Peace Corps year 1

cause we kan-kan-kankouran

The highlight of last week was a visit to Kim’s site, where (on her fifth-to-last-day there) her village’s women’s groupement put up 100,000 cfa for one heck of a going away party.

A group of us biked in from Missirah in the morning. We arrived, greeted, and then put on our Senegalese finery. The party was already in full swing—a crowd was gathered in the shade of a neem tree, dancing to tam-tams and awaiting the arrival of the kankourans, leaf- and bark-covered guys who lead the dancing and scare children. They’re exclusive to Mandinka and Jahnke culture, and apparently make special appearances at circumcision ceremonies.


What followed was much dancing (on the part of both the Senegalese and the Americans—the latter much to the Senegalese’ amusement), the biggest bowl of rice any of us has ever seen, and then more dancing. Josh was in particularly fine form (see Exhibit A and Exhibit B), though we all participated:

Clare dances

I took enough pictures and wrote enough captions to feel justified in telling y’all to go look at the gallery rather than expect a detailed description here. The only thing I didn’t photograph was the nighttime dancing, when the kankourans appeared in different costumes—all leaves and no bark or masks, resembling a giant bush with legs that danced like a big green Snuffleupagus.

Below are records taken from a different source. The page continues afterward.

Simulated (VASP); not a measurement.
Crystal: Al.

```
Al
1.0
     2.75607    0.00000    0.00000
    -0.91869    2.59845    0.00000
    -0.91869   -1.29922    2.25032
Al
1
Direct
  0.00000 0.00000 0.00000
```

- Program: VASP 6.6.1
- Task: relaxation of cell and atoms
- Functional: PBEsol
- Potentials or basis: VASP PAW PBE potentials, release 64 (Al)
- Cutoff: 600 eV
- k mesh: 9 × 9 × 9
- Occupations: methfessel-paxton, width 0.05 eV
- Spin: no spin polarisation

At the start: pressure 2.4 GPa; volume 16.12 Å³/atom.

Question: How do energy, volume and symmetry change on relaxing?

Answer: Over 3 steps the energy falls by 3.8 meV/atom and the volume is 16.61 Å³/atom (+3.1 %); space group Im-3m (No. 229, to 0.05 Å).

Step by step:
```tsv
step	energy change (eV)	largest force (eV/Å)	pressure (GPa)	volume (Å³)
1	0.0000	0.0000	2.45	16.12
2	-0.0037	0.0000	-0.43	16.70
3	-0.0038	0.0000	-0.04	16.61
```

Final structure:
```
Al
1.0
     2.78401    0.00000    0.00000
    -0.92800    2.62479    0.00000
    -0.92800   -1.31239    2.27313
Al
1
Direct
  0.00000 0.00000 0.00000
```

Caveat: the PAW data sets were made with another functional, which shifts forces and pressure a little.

Then Volney returned to France, and I returned to village life during the hottest, driest month of the year. My goal for the week is to get work started on a shade structure for my backyard.

3 replies on “cause we kan-kan-kankouran”

Those are some of my favorite pictures yet. I’m printing some for my class to illustrate the Senegal article we’re about to read in Junior Scholastic.

Seriously, I’m almost done being a teacher.